TRE Grantee Lawrence Rubin recently published Islam in the Balance: Ideational Threats in Arab Politics (Stanford University Press, 2014). In Islam in the Balance Rubin analyzes how ideas, or political ideology, can threaten states and how states react to ideational threats. He presents a comparative study of Egypt and Saudi Arabia and their responses to the rise of “Islamic states” in Iran and Sudan. Using the comparative study, Rubin “makes clear that transnational ideologies may present a greater and more immediate national security threat than shifts in the military balance of power: first because ideology, or ideational power, triggers threat perception and affects state policy; second because states engage in ideational balancing in response to an ideological threat.”

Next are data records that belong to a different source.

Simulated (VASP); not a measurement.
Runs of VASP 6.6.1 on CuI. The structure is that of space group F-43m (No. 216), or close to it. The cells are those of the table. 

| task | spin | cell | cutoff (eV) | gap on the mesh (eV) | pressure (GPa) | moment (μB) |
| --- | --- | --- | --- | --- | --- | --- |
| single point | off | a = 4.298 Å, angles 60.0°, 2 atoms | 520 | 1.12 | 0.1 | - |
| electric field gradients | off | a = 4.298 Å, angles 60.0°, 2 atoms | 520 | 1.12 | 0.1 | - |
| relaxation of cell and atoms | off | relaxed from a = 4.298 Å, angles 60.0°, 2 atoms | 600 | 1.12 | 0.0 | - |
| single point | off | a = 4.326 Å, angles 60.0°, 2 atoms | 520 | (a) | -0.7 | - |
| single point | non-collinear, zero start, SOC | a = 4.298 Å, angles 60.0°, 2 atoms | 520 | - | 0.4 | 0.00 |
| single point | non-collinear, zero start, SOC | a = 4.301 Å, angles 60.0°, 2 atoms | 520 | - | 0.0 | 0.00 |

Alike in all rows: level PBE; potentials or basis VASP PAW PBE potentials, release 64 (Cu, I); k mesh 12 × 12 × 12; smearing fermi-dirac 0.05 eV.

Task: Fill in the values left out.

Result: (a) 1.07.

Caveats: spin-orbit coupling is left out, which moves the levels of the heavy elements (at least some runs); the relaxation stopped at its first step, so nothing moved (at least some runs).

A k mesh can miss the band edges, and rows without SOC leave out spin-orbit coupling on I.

Rubin received a TRE grant in fall 2011 to research the Islamic movement in Israel. He published his TRE research in the Brookings Institution Saban Center Analysis Paper “Islamic Political Activism in Israel.” He has also written on “The Rise of Official Islam in Jordan” with Michael Robbins in Politics, Religion & Ideology.
Rubin is an assistant professor in the Sam Nunn School of International Affairs at the Georgia Institute of Technology and a faculty affiliate of the Center for International Strategy, Technology, and Policy. He is a co-editor of and contributor to Terrorist Rehabilitation and Counter-Radicalisation: New Approaches to Counter-terrorism (Routledge 2011).